Because I'm leading Shabbat morning services again this week, I get to spend today preparing to read and teach Torah. Though I'm mildly frustrated to discover that I can't translate this portion on-the-fly like I did a few weeks ago, I'm still having fun learning it. We're doing the very beginning of parashat Mattot, the part about the vows of men and the vows of women and how binding each kind of vow ought to be. (That's Numbers 30:2-17, in case you were wondering -- translated here.)
Here's the nutshell version: if a woman is young enough to be living in her father's house, then he has control over her speech; if a woman is old enough to be married, then her husband has control over her speech. Her vows only stand if the men in her life permit; only if she becomes a widow or a divorcée can her word stand as firm as that of a man.
On the one hand, this looks like a clear case of women being considered property. However ordinary that might have been in antiquity, it clashes with my feminist sense of egalitarianism. To me the truths that women are not property -- that our voices are as valid as those of men -- that we have the right and the obligation to define our commitments for ourselves -- are entirely self-evident. On the proverbial other hand, I'm not willing to scrap this passage of Torah. So how can I wrestle with it productively?

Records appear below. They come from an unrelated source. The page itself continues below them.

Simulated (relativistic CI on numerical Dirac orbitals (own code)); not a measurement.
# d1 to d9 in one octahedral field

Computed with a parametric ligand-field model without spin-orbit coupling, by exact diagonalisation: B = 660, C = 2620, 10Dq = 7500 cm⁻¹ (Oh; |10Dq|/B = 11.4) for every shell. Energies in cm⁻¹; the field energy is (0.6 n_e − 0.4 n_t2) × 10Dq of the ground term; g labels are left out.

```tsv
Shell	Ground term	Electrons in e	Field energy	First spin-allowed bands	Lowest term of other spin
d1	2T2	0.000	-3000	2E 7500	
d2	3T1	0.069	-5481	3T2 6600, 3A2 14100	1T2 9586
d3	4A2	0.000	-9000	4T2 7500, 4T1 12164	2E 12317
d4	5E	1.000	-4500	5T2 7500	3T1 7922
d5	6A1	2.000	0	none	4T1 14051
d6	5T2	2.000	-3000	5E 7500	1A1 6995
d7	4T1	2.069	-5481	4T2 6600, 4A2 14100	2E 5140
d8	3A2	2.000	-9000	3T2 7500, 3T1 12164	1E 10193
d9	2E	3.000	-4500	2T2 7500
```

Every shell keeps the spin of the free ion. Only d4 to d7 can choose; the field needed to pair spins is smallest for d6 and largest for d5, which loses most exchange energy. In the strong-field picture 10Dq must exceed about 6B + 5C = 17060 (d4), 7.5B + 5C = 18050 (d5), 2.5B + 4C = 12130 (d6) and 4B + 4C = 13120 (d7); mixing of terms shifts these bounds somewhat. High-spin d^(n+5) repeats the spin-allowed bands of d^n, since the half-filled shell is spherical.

Many commentors explore the nuances of the Hebrew words that refer
to the kinds of promises people make. Rabbi Jonathan Kraus cites Jacob Milgrom
that "in making oaths (sh'vuot), one either
asserts that something is true (e.g., an oath of innocence) or
promises to undertake an obligation....By contrast, vows (nedarim)
are conditional promises to dedicate something (or someone!) to the
sanctuary." Interesting, and I wonder what a neder might be now
that there's no Temple to dedicate ourselves to -- but it doesn't
really help me with my question.
Rabbi Rebecca Gutterman (in this week's Torat Chayim) makes a compelling argument that this passage has merit because it encourages us to think about the circumstances in which we might release ourselves from vows:
Vows are as significant and sacred as they are precisely because the prospect of embracing or offering constancy amidst change touches on longings we all share for more constancy-and less change. But when unforeseen circumstances arise, letting go of a vow does not constitute betrayal. If engaged in thoughtfully, it may actually be a process that can usher us into growth, into new and better ways of being.
In just over two months, Jewish communities worldwide will gather once again to hear the ancient words of Kol Nidrei. It is one of the most resonant moments we know in terms of our collective rituals; with it, in the presence of God and each other, we let go of the year's old vows. Then we stand for long moments, stripped bare of pretenses, in community, solemnity, and hope that the new vows we strive for will be ones that bring us more deeply into our lives. We pray for vows that will allow us to access our best and truest selves...
As I write this, erev Yom Kippur is eleven weeks away. I don't usually start thinking about the Days of Awe until the month of Elul begins, so maybe it's good that this Torah portion reminds me to consider the promises I make to myself, to others, and to God. In that sense, the portion is useful even if it's difficult, because it gets me thinking about important issues.
Still, even looking ahead to Kol Nidre brings me back to my frustration with this portion. The very fact that I stand with my kahal, my community, on erev Yom Kippur to chant with them implies my active participation in that community. My word carries weight, and no one else has the power to annul that word. So what gives? How can I reconcile my beliefs with my text?
Here's the best answer I've got: At its heart, this text implies that people tasked with caring for those who are vulnerable have the sacred obligation of helping those under their care to make safe and healthy commitments and promises.
Though we may reject the assumption that men are necessarily powerful and women are necessarily vulnerable, it is incumbent upon those in power to help protect those they care for. A parent who lets her child succumb to the seduction of a cult, or a mentor who lets his acolyte's self-worth hinge on an impossible promise: these are role models who are not living up to their role. And in the verse about widows and divorced women -- in our paradigm, people who have some life-experience under their belts -- we see evidence that Torah understands that those who start out vulnerable can become empowered, able to make wise decisions about their commitments.
As Louis Simpson writes in "Profession of Faith," "It is the words we use, finally,/ that matter, if anything does." Torah acknowledges that our words matter...which is why it takes such care to ensure a protection mechanism for those whom society disempowers, so they won't bind themselves with words which might come back to harm them. That core teaching is valuable for us, even if we find Torah's example of it dated or problematic.
If you have thoughts on this -- responses, citations, arguments, whatever -- I'd love to hear them. Torah study isn't meant to be a declamatory activity; real learning happens in the dialectical process of the back-and-forth. Is the beginning of parashat Mattot problematic for you, and if so, how do you resolve it?